EY has published their second annual “Fast Growth Tracker” report that surveys founders and entrepreneurs in the UK. The brief report provides an interesting perspective into the UK innovation economy that is vital to economic growth and prosperity.
An interesting finding from the report is that crowdfunding has edged out bank financing when early-stage firms consider their funding opti0ns.
While venture capital is still the preferred path to accessing growth capital (by far at 75%), crowdfunding has now passed bank financing (19%) to become the second favorite choice at 20%. The Cambridge Centre for Alternative Finance reported that equity-based crowdfunding grew from £3.9 million in 2012 to £333 million in 2017.
The UK arguably has the most robust crowdfunding ecosystem in the world with well-established platforms regularly allowing retail investors to fund both start-ups and later stage firms. With growing regularity, these same firms are also being funded by VCs or professional angel investors as there may be benefits to combining smaller investors with pros.
Bruce Davis, Director of the UK Crowdfunding Association (UKCFA), commented on the report:
“This report confirms how significant crowdfunding has become for entrepreneurs, now passing the banks as their preferred funding source after venture capital,” said Davis.

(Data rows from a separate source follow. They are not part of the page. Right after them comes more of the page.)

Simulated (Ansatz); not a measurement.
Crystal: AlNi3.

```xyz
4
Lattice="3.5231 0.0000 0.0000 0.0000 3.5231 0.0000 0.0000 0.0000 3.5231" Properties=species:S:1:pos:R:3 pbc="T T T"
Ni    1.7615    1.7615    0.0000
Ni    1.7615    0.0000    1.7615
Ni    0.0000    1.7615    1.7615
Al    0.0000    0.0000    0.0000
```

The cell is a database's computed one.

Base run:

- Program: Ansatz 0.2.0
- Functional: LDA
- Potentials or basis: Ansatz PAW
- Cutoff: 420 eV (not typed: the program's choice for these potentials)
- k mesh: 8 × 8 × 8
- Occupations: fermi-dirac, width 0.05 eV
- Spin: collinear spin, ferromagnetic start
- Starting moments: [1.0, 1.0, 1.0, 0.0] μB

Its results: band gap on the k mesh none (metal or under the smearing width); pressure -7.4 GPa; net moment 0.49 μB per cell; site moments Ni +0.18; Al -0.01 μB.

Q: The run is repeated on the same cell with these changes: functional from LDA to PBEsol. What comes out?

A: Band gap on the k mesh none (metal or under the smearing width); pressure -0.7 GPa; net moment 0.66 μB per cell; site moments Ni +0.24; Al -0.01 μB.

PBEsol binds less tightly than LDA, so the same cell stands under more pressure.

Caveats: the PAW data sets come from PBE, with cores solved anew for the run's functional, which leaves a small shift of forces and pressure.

Earlier in 2018, a legal ceiling was changed for crowdfunding platforms now allowing issuers to raise up to €8 million (USD $9.1 million or £7.2 million) online, thus making crowdfunding a more viable option for issuers, platforms, and investors. This increase makes crowdfunding more palatable for more established firms – a good thing for retail investors as they gain access to less risky firms.
“With more than half of entrepreneurs planning to raise between £1 million – £5 million next year, the changes earlier this year to the Prospectus Directive, raising the ceiling on crowdfunding to 8 million Euros, puts crowdfund platforms in the sweet-spot for entrepreneurs’ funding needs,” Davis stated. “Add to this the increasingly frequent practice of VC funding and crowdfunding working side by side on a raise, and few would argue that crowdfunding is now a truly mainstream source of funding for entrepreneurs, whether at very early stage or right through to later when money is needed to scale up.”
Early stage firms still have many challenges, Brexit aside, many UK firms believe that structural shortcomings in the UK persist:
“This implies that there is more work to be done by the public and private sector to support UK entrepreneurs. Maintaining the UK ‘s status as an attractive market to build a company will be of vital importance if the economy is to thrive in the future.”
While best should never get in the way of better, a motivated private sector combined with a supportive public sector that understands the benefits of entrepreneurial risk-taking is exactly what the UK, and other countries, dearly needs.